14.1 Introduction to soldering
Soldering is one of the most common methods through which packages are attached to
Printed Circuit Boards (PCBs), to form electrical circuits. The soldered joint provides both
the mechanical and the electrical connection. There is no single soldering method that is
ideal for all IC packages. Wave soldering is often preferred when through-hole and
Surface Mount Devices (SMDs) are mixed on one printed wiring board; however, it is not
suitable for fine pitch SMDs. Reflow soldering is ideal for the small pitches and high
densities that come with increased miniaturization.
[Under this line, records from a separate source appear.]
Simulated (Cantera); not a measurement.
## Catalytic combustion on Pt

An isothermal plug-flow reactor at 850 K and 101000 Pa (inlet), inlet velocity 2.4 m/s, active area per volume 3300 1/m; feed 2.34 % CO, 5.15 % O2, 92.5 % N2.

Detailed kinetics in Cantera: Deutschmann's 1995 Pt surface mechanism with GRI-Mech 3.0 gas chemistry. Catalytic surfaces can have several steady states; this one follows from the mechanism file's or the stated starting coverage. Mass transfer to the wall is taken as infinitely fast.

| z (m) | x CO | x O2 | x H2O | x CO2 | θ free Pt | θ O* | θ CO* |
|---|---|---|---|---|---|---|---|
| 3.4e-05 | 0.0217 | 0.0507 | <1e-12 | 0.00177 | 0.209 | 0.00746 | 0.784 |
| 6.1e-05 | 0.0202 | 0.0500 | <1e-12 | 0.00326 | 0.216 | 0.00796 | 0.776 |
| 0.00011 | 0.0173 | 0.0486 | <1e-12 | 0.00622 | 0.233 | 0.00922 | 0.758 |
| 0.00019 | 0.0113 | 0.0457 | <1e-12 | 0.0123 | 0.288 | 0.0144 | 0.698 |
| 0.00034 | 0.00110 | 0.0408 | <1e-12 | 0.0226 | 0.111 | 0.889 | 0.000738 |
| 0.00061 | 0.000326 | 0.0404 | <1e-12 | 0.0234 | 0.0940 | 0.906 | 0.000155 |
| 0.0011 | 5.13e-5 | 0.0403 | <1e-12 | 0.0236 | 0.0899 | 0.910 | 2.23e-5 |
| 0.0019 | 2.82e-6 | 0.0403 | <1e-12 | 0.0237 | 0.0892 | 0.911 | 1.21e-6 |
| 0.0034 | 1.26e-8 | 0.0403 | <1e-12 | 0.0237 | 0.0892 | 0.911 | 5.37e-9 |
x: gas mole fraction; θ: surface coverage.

14.2 Wave and reflow soldering
Wave soldering is a joining technology in which the joints are made by solder coming from
a standing wave of liquid solder. The wave soldering process is suitable for the following:
• Through-hole components
• Leaded or leadless SMDs, which are glued to the surface of the printed circuit board
Not all SMDs can be wave soldered. Packages with solder balls, and some leadless
packages which have solder lands underneath the body, cannot be wave soldered. Also,
leaded SMDs with leads having a pitch smaller than ~0.6 mm cannot be wave soldered,
due to an increased probability of bridging.
The reflow soldering process involves applying solder paste to a board, followed by
component placement and exposure to a temperature profile. Leaded packages,
packages with solder balls, and leadless packages are all reflow solderable.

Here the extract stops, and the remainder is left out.